Introduction

In my last post, I talked about how I used Spotify’s API along with the Python package Spotipy to query some information about the songs I listened to, and the result was a Pandas dataframe containing my playlist for focusing (aptly named Focus) that I’m actually listening to as I write this post. I promised an analysis and asked for suggestions on what to analyze, but no one commented (you know who you are :), so I got some ideas for some fascinating things about this playlist that gave results I didn’t expect.

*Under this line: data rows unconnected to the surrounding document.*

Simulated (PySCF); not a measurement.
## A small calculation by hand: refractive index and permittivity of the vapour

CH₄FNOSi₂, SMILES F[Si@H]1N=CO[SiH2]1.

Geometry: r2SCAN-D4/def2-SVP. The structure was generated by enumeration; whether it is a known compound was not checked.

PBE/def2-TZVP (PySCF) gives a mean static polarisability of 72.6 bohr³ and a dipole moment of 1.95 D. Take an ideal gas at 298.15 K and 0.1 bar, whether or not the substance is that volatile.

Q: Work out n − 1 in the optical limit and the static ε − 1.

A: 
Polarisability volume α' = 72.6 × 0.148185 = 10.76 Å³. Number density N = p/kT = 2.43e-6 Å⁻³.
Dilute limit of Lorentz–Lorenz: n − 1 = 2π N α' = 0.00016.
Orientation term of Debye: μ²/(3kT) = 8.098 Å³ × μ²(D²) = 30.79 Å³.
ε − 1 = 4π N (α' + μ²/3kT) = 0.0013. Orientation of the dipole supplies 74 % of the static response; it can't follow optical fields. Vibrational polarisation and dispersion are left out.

The playlist now has 763 songs (I added a new one last week) with 9 columns including principal and secondary artist, release date, song duration and popularity, and looks like this:

playlist_df

Album Release Year

One interesting thing about a playlist that one can’t usually see in Spotify very easily is the release date of each song. Are the songs in my Focus playlist generally old, or new? We can answer this question with a histogram, which will show years with more songs in the playlist as taller bars.

song_years_hist

Turns out, they are quite a bit newer than I thought (especially with the quantity of classical music), but this illustrates an important point - just because a song was composed hundreds of years ago, production and recording quality is at its best right now, and that’s something I value when I am trying to focus.

Song length

When I study, I generally like to listen to longer songs - it helps me stay focused for longer and get into the vibe of the song. Some of my favorite songs for focusing are 10+ minutes long. So how long are the songs on this playlist? Again, I will use a histogram.

song_length_hist

Each bar represents one minute. I find here that my playlists’ songs are typically 2-7 minutes long, and there are a decent amount of songs more than 5 minutes long, but I was surprised that there weren’t many longer than 10 minutes and there were quite a few shorter than 3 minutes.

Artists

The rest of my exploration dives into the world of those who make the music - the artists.

Here are the top 8 artists in the playlist by number of songs in the playlist:

top8artists

Taking a closer look, it seems like the majority of the songs in the playlist are from a select few artists, so I sorted the artists by number of songs, ranked them with percentiles, and plotted those percentiles against the number of songs each artist has in the playlist. I don’t know the name of this type of plot, but I could call it an ‘inequality distribution plot’ perhaps. Comment what you think it should be called.

inequality distribution plot

Specifically, which artists have the highest average popularity rating of the songs in the playlist? Disclaimer: this is likely to show mostly artists that only have one popular song in the playlist.

prolific_artists_distribution

Do you recognize any of these artists?

Is there a relationship between Primary Artists and Secondary Artists?

My favorite idea came when I was looking at the two columns of artists and thinking “could it be that any of these Secondary Artists are also Primary Artists?” I made a couple of networks that connected all the artists to each other and found that the answer was generally no, but many Secondary Artists (typically performers of compositions by Primary Artists, in the case of classical music) performed music from various Primary Artists. Here’s the largest connected graph (see Wikipedia’s graph theory article for more info on what “graph” means here).

classical_artist_graph

Here’s something interesting: The node connecting Haydn, Bach, and Fauré is none other than the world-famous cellist Yo-Yo Ma. He’s played from all three artists (naturally) and those songs are in my playlist.

Conclusion

This analysis was a ton of fun for me. I was able to look at essentially every piece of data from this dataframe and draw something interesting from it. We looked at release date, song duration, artist popularity, frequency, and even connectedness. And every different playlist will look different. If you’re interested in replicating this kind of analysis for your own playlist, feel free to follow my last blog post to get the dataset and use my code on my Spotify API Repository to make your own analysis. See what music you’re listening to!